Generally speaking, this is handled by the rules on "controlled groups." See Revenue Code §1563(a) for "mechanical ownership tests, which are used in determining if a controlled group situation exists."

  • 2
    This would be a better answer if you could digest the IRS's pubs on this and how they relate to the original question. E.g., is the punchline that the earnings of a "controlled corporate group" are aggregated for purposes taxation?
    – feetwet
    Jul 25, 2015 at 17:25

i am not a lawyer, I am not your lawyer

Tax laws are entirely dependent on jurisdiction, without that all answers are guesswork.

So here is the guess.

It is almost certainly illegal; as you say, if it wasn't then everyone would do it and they aren't so it is.

Typically, tax laws close this loophole by "grouping" or "anti-income splitting" provisions, or both.

  • For the US, this might be a good page to link to from your answer - irs.gov/instructions/i1120so
    – dsolimano
    Jul 11, 2015 at 22:25
  • 3
    To say it is surely illegal without any direct reference to the law in question isn't really helpful. I get the sense it should be against the rules, but there are no straight forward documents that this is the case.
    – RobKohr
    Jul 12, 2015 at 0:35
  • @RobKohr please note that when I wrote my answer the OP had not attached the United-States tag
    – Dale M
    Jul 12, 2015 at 0:52

I would guesstimate that this won't work in practice for the following reason you haven't seemed to have been aware of:


Professional corporations aren't as popular as they used to be. The main reason for professionals to incorporate -- favorable corporate taxation rules -- has disappeared. Before 1986, professionals who incorporated could shelter more money from taxes than sole proprietors or partners could. This has all changed. Most professional corporations are classified as "personal service corporations" by the IRS, which means that their corporate income is taxed at a flat 35%. So there's no longer any advantage to be gained by the two-tiered tax structure that allows ordinary corporations to save taxes on some retained earnings.
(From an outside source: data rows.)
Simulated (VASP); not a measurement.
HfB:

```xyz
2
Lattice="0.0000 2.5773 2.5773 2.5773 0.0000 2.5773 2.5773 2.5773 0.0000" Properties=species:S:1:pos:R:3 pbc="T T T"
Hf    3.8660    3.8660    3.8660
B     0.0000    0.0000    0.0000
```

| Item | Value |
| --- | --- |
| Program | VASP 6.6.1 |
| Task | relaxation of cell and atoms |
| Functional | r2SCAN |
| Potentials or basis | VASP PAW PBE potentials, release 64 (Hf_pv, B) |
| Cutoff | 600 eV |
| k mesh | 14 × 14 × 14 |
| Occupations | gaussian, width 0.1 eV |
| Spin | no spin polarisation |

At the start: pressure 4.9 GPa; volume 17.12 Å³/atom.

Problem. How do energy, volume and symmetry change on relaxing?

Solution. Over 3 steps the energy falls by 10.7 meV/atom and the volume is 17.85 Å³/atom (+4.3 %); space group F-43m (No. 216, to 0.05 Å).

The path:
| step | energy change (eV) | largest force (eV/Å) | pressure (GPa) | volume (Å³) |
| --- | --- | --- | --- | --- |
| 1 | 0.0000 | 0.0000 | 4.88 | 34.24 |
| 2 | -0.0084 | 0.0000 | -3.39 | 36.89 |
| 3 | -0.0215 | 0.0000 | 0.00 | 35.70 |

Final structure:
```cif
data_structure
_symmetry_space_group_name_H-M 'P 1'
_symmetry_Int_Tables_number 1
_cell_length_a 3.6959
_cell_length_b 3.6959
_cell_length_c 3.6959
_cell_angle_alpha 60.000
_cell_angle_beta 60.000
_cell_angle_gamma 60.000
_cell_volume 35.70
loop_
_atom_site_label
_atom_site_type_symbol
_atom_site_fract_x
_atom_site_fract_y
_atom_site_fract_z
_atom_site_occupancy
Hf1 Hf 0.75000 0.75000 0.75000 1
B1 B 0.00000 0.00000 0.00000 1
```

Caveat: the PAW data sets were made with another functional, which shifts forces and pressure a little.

Basically, if you're, say, a lawyer or an engineer, and form yourself a corporation, all corporate income will be taxed at a flat 35%, not at the brackets you quote, so, the whole point is moot.

Additionally, after just a few years, the scheme you're suggesting may also subject your Retained Earnings in the corporation with the Accumulated Earnings Tax. (The idea is that corporations can only hold onto cash for legitimate business needs like business growth, not simply for tax avoidance.)

  • This answer improperly expands on a narrow case. "Professional Corporations" are special corporations for doctors, lawyers, etc. They're mostly out of favor because of the use of LLPs and LLCs. However some small or solo law offices are still PCs because you can't form a single member LLP, and the LLC form is often made unavailable to lawyers (e.g. in California). Some states have PLLCs for some professions. And if you did form a corporation, including an PC, Subchapter S election is possible. So the tax bit is misled as well.
    – daffy
    Jul 25, 2015 at 13:22
  • @daffy, the S corp selection cannot shield any income from the owners year-over-year, yet the question was very much explicitly about "future years", so, S corps are pretty much a non-sequitur. Can you please provide links on how this answer is improper? It's my understanding that consulting engineers cannot have a non-professional corporation all to themselves, do you have information to the contrary?
    – cnst
    Jul 25, 2015 at 19:17
  • the original question isn't specific to the kinds of businesses that must form professional corporations (if they select the corporate form). Your answer is. "Consulting services" does not suggest a licensed profession in the US context. As to S-Corps, I was implying that most PC's, so long as we're talking about them, are going to file as S-Corps. As where they are still formed it is typically because of ineligibility to form a LLP or LLC (i.e. solo lawyers). And so the corporate tax rate should not apply. It's somewhat tangential, given that PC's are a distractor here.
    – daffy
    Jul 25, 2015 at 20:26
  • @daffy, but it is, it's specifically talking about consulting services, likely of professional nature, and, as already pointed elsewhere in this thread, deferred personal income taxation. So, why did this got downvoted, if it actually answers the question as proposed? Why bring up S corp selection when the questioner is clearly interested in something different? Where in my answer am I being wrong?
    – cnst
    Jul 25, 2015 at 22:37
  • In your understanding of what a PC is. 'PC' is a term of art with a specific meaning. There's no 'likely' about it. Professional Corporations are creatures of statute. They're specifically for certain enumerated professions where they exist, and not available to others. Where they exist, their use is mandatory for those professions, and a general corporation may not be used. The PC is not available to most business that the tax code would consider 'consulting services.' Beyond that, and practically speaking, most businesses organized as PCs are going to be filing as S-Corps.